Even the almost stock standard figures of cynical but well-meaning and kindhearted Father Juilliard (Martin Sheen) and Sister Olivia (Rooney Mara), who are given little to do but act in a kindly, supportive manner, end up embroiled to their partial detriment in Raphael’s attempt to do “what is right” and see Angelo’s largely quixotic mission through to its end.

While it is nowhere near as gritty as say City of God (2002), which depicts the stark brutality of life in the same favelas, Trash nonetheless doesn’t shy away from making clear that these boys, amateur actors who deliver performances as real and polished as any professional and who enjoy a highly-engaging rapport that is central to the film’s narrative momentum and appeal, are up against it to an almost overwhelming degree.

It becomes potently clear that wanting to do the right thing, and being allowed to do it, are too completely different things, with the circle of intimidation and damage spreading wider and wider as clue after clue is revealed, and each twist and turn begets another, upping the danger quotient as they do so.

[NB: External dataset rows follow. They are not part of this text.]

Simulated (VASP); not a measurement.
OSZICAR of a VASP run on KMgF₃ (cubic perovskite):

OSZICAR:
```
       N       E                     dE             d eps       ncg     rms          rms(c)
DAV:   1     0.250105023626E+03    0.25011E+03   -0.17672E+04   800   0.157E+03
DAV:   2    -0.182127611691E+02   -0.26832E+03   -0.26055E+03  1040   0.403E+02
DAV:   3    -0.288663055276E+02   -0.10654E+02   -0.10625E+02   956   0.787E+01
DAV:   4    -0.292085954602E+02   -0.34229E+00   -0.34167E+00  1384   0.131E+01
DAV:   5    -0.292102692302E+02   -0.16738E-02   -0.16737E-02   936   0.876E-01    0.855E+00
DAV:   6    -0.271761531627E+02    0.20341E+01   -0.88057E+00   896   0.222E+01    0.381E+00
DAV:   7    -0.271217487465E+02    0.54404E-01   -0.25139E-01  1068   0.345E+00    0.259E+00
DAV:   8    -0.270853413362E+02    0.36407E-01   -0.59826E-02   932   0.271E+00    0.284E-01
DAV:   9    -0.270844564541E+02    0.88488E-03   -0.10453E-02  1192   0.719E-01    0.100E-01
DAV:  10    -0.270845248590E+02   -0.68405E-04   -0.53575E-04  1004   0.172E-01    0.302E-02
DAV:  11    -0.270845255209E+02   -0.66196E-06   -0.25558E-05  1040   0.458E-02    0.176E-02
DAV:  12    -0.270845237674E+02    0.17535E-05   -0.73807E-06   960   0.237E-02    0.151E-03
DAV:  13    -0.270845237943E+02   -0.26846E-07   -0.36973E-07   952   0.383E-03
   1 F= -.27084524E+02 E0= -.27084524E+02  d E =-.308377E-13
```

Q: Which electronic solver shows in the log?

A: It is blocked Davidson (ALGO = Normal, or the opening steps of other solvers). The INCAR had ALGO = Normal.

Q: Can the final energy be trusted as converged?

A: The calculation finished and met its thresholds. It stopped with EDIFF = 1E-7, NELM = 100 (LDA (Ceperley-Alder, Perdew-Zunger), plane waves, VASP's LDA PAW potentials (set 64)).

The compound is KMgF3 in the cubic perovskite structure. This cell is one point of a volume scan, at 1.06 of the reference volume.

But the boys persist, largely thanks to Raphael’s need to see it all through, a desire driven by watching one too many of his fellow favelas dwellers be mistreated and squashed down, often violently and fatally, by police, representatives of a system now hopelessly skewed to the benefit but the people at the very bottom.

 

 

The only real failing of Trash, whose title could both refer to the environment in which the boys live or the way they’re regarded by the rich and powerful people they inadvertently try to bring down, is its undeniably feel-good ending which while crowd-pleasing, comes close to erasing all the intent of revealing the seamier side of life in Rio de Janeiro’s fetid slums.

Still, given how much the boys, and by extension the audience, have been through up to this point, and how deeply and without hesitation we have been allowed to glimpse into the underbelly of the beast, a happy ending isn’t the worse thing in the world.

It doesn’t really detract from the gravity of what has gone before it, and complements the anti-corruption sentiments voiced at the end of the film which aspire to the hope, however dim, that society can, and will, change.

That the boys reach it purely in an almost fantasy sense first seems to be Daldry and Curtis’s way of saying that grim though life can be, and remote though the chances of success might appear, that aspiring to it is worth the time and effort, regardless of how great the forces arrayed against you might be.

  • Viewed Saturday 21 February 2015.